From what I could gather the other day Sturgeon could hold her own referendum within Scotland, but as it would not be an officially UK sponsored referendum it would carry no weight in Intrernational law. I might be wrong, but that was how it came across.
What she could probably do with it, if it was transparent and both sides got equal air time and finance etc. is take the result down to Westminster and try to make a case for it to become law or for another UK sponsored Scottish Independence referendum to take place. Whether the UK would be open to any of that is to be debated.
Where she has other problems is with timing and EU accession. If Brexit is not complete yet Scotland gains independence it would not automatically stay in the EU. That was made plain over the weekend by the EU. If it applied to join, and somehow jumped the queue, the UK, still a member, would most likely veto entry. So might Spain.

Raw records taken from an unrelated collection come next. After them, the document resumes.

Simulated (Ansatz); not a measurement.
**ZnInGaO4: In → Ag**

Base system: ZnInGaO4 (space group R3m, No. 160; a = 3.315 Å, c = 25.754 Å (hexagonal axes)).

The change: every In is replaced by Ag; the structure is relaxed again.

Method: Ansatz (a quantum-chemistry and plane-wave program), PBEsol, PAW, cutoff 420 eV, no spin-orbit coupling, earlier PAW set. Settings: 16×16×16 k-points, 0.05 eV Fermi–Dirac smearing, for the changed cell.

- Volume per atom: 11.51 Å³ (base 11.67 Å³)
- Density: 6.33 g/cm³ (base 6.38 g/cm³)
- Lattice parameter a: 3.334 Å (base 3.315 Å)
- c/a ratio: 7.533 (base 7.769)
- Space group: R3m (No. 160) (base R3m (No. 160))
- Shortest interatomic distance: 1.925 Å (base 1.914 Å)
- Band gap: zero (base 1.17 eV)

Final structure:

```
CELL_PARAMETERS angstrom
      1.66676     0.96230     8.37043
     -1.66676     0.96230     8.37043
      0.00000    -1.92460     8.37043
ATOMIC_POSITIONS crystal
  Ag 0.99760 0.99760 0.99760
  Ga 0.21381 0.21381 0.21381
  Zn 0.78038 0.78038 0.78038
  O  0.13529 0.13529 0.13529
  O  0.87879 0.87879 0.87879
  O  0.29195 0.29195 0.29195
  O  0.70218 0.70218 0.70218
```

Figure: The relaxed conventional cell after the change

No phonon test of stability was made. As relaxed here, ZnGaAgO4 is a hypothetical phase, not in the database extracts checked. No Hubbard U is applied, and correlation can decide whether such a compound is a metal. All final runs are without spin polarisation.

If Brexit is completed and Scotland gets independence, and gets entry to the EU, it would have no choice but to adopt the Euro and join Schengen, among many other things. The UK would almost certainly then have to impose border controls. I know that when Brexit is finalised the UK will have a land border with the EU via NI - Ireland, and it is expected that a treaty to keep that border 'borderless' will come into force. The reason for that being the case is that Ireland, as with the UK, is not in Schengen. Scotland in Schengen changes the game.
The whole thing is a bloody mess, but that is what was voted for and we have to get on with things as best we can.
Sorry Suff, I was composing as you posted, but our ideas seem roughly the same.